I was listening to a podcast a few weeks ago and the interviewee said she had been convicted to listen to what others were really saying instead of hearing what she wanted to respond to.
That really got me thinking. How often do I ‘listen’ to what others are telling me but my mind is actually focused on all the things I'm going to say once they stop talking? We've all had moments that run like this: ‘Oh, they're talking about hiking. I can tell them about the time I went to so-and-so and hiked that steep trail. It was definitely worse than anything they are describing.’ And in the process of thinking about and framing our story, we completely miss what the other person was communicating.
When we are busy formulating how we want to respond before the person has even finished, we are making ourselves more important then anything the other person could be telling us. But when we really listen to others and our aim is to help them, sometimes we don't need to say anything. Sometimes the person that is sharing with us merely needs to share. She doesn't need to hear a lesson based on our experience. She doesn't need to know that we are experts in what she is going through. Often people need a sounding board or they just need to know that someone is there and that you will be praying and that you are willing to listen.
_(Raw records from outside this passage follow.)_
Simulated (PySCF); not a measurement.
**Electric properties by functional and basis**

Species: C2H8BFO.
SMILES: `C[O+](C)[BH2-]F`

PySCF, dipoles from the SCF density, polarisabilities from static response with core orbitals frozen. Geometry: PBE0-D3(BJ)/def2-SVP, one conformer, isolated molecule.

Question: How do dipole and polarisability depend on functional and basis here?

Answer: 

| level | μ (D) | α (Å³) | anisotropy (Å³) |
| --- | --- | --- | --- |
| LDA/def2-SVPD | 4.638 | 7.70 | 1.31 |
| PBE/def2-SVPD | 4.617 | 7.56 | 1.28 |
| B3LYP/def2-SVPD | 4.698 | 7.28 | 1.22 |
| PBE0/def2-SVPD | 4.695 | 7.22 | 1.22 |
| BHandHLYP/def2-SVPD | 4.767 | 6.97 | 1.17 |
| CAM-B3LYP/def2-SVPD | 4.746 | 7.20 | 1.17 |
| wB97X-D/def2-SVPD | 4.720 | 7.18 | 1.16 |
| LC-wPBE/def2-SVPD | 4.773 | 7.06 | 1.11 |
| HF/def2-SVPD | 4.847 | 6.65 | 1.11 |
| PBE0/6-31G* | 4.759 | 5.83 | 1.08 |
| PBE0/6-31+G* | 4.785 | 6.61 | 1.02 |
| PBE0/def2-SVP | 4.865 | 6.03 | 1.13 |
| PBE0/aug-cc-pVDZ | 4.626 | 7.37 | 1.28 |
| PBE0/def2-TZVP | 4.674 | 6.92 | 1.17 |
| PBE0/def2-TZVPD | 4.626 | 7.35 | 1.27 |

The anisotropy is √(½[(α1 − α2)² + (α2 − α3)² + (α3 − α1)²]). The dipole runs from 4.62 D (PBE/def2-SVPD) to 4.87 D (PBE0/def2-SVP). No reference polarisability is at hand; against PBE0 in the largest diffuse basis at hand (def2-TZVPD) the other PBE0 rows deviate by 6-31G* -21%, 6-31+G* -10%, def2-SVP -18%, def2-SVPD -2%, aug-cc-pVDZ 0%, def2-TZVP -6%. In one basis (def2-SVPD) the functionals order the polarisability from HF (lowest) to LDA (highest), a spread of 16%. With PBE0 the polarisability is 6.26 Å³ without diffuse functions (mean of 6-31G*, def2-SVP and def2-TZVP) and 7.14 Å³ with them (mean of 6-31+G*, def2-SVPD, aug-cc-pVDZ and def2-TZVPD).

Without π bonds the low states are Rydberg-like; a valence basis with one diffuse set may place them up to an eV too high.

In James 1:19, it says, 'Know this, my beloved brothers: let every person be quick to hear, slow to speak, slow to anger.' We seem to use this verse more in terms of not responding in anger. If we are slow to anger and slow to speak, we are less likely to say something out of anger. But I think that we cannot discount the part of the verse that says to be quick to hear. We are becoming a society that does not like to listen to others. We prefer to listen to ourselves, to our own ideas, to our own thoughts. And yet James tells us in that verse we need to be quick — even eager — to listen to what others have to say and we should be slow and thoughtful in the response that we give.
Truly listening to someone not only takes practice; it also takes time. I admit sometimes I'm trying to hurry a conversation along by finishing sentences and summing up in my words what I believe the other person is trying to say. We think we are aiding the conversation but in reality, we are being selfish by not letting the person we are speaking to completely explain himself. There is an epidemic in our society of people hearing what they want to hear or what they expect someone to say in order to prove their point or their point of view. We see this constantly in the political landscape.
But as Christians we should hold ourselves to a higher standard. Jesus demonstrated compassion to those he ministered to and we do not know how to be compassionate and what a person's needs are if we are not first willing to sit next to her and listen to her needs. Sometimes we think listening must equal doing. If we hear of someone's problem, we are obligated to try and fix it. We need to become comfortable with hearing people's opinions, thoughts, and hurts, and not always trying to fix them. Sometimes the most loving thing we can do is offer an ear to listen without commentary and a shoulder for them to lean on when they need it and prayers that God will give them wisdom where others are lacking. It really is selfish and arrogant of us to believe we always must be dispensing of our wisdom.
This does not mean that we can never offer advice or that we should always stay silent in the face of others opinions. But we should strive to be more discerning in when and how our advice and opinion is handed out. If we become known as someone who loves to hear our own voice or who enjoys giving advice more than listening, then we will soon not have anyone come to us. Think about your own life. If you have someone that you go to hoping for a listening ear about a struggle and encouragement in prayer with you and instead she talks about how she has successfully navigated that issue and doesn't hear your concerns at all, how likely are you to go to her again? In this situation, we have limited who we can support and encourage by our attitude and lack of concern.
There is a time for everything. There is a time to give advice and there is a time to be silent. A time for us to share our experiences and a time for us to learn from others. We need to be discerning and gracious in how we handle each of these situations and in all things, they must be done and covered in love and prayer.